Going from an IPv4 address to an ASN in Python 2 with Unix brute force
For reasons, I've reached the point where I would like to be able to map IPv4 addresses into the organizations responsible for them, which is to say their Autonomous System Number (ASN), for use in DWiki, the blog engine of Wandering Thoughts. So today on the Fediverse I mused:
Current status: wondering if I can design an on-disk (read only) data structure of some sort that would allow a Python 2 program to efficiently map an IP address to an ASN. There are good in-memory data structures for this but you have to load the whole thing into memory and my Python 2 program runs as a CGI so no, not even with pickle.
(Since this is Python 2, about all I have access to is gdbm or rolling my own direct structure.)

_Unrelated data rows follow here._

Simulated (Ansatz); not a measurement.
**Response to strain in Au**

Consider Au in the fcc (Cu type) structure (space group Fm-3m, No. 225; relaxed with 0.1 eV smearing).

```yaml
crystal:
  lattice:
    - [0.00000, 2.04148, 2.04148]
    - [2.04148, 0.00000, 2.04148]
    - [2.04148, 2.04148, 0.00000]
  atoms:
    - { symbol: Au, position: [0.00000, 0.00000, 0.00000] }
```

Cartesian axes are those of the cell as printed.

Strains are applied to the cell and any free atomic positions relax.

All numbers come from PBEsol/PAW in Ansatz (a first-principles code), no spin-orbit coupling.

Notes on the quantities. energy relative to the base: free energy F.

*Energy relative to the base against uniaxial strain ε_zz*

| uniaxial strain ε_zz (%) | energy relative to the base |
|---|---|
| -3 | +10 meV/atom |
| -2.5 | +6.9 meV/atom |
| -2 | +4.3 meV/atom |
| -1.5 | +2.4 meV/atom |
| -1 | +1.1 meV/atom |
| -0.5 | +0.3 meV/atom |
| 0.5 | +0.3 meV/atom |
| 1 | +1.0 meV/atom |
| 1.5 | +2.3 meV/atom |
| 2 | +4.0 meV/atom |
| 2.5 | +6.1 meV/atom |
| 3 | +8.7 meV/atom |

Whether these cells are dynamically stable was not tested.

Mapping IP addresses to ASNs comes up a lot in routing Internet traffic, so there are good in-memory data structures that are designed to let you efficiently answer these questions once you have everything loaded. But I don't think anyone really worries about on-disk versions of this information, while it's the case that I care about, although I only care about some ASNs (a detail I forgot to put in the Fediverse post).
Then I had a realization:
If I'm willing to do this by /24 (and I am) and represent the ASNs by 16-bit ints, I guess you can do this with a 32 Mbyte sparse file of two-byte blocks. Seek to a 16-byte address determined by the first three octets of the IP, read two bytes, if they're zero there's no ASN mapping we care about, otherwise they're the ASN in some byte order I'd determine.
If I don't care about the specific ASN, just a class of ASNs of interest of which there are at most 255, it's only 16 Mbytes.
(And if all I care about is a yes or know answer, I can represent each /24 by a bit, so the storage required drops even more, to only 2 Mbytes.)
This Fediverse post has a mistake. I thought ASNs were 16-bit numbers, but we've gone well beyond that by now. So I would want to use the one-byte 'class of ASN' approach, with ASNs I don't care about mapping to a class of zero. Alternately I could expand to storing three bytes for every /24, or four bytes to stay aligned with filesystem blocks.
That storage requirement is 'at most' because this will be a Unix
sparse file, where filesystem blocks that aren't written to aren't
stored on disk; when read, the data in them is all zero. The lookup
is efficient, at least in terms of system calls; I'd open the file,
lseek() to the position, and read two bytes (causing the system to
read a filesystem block, however big that is). Python 2 doesn't
have access to pread() or we could do it in one system call.
Within the OS this should be reasonably efficient, because if things are active much of the important bits of the mapping file will be cached into memory and won't have to be read from disk. 32 Mbytes is nothing these days, at least in terms of active file cache, and much of the file will be sparse anyway. The OS obviously has reasonably efficient random access to the filesystem blocks of the file, whether in memory or on disk.
This is a fairly brute force approach that's only viable if you're typically making a single query in your process before you finish. It also feels like something that is a good fit for Unix because of sparse files, although 16 Mbytes isn't that big these days even for a non-sparse file.
Realizing the brute force approach feels quite liberating. I've been turning this problem over in my mind for a while but each time I thought of complicated data structures and complicated approaches and it was clear to me that I'd never implement them. This way is simple enough that I could actually do it and it's not too impractical.
PS: I don't know if I'll actually build this, but every time a horde of crawlers descends on Wandering Thoughts from a cloud provider that has a cloud of separate /24s and /23s all over the place, my motivation is going to increase. If I could easily block all netblocks of certain hosting providers all at once, I definitely would.
(To get the ASN data there's pyasn (also). Conveniently it has a simple on-disk format that can be post-processed to go from a set of CIDRs that map to ASNs to a data file that maps from /24s to ASN classes for ASNs (and classes) that I care about.)
Update: After writing most of this entry I got enthused and wrote a stand-alone preliminary implementation (initially storing full ASNs in four-byte records), which can both create the data file and query it. It was surprisingly straightforward and not very much code, which is probably what I should have expected since the core approach is so simple. With four-byte records, a full data file of all recent routes from pyasn is about 53 Mbytes and the data file can be created in less than two minutes, which is pretty good given that the code writes records for about 16.5 million /24s.
(The whole thing even appears to work, although I haven't strongly tested it.)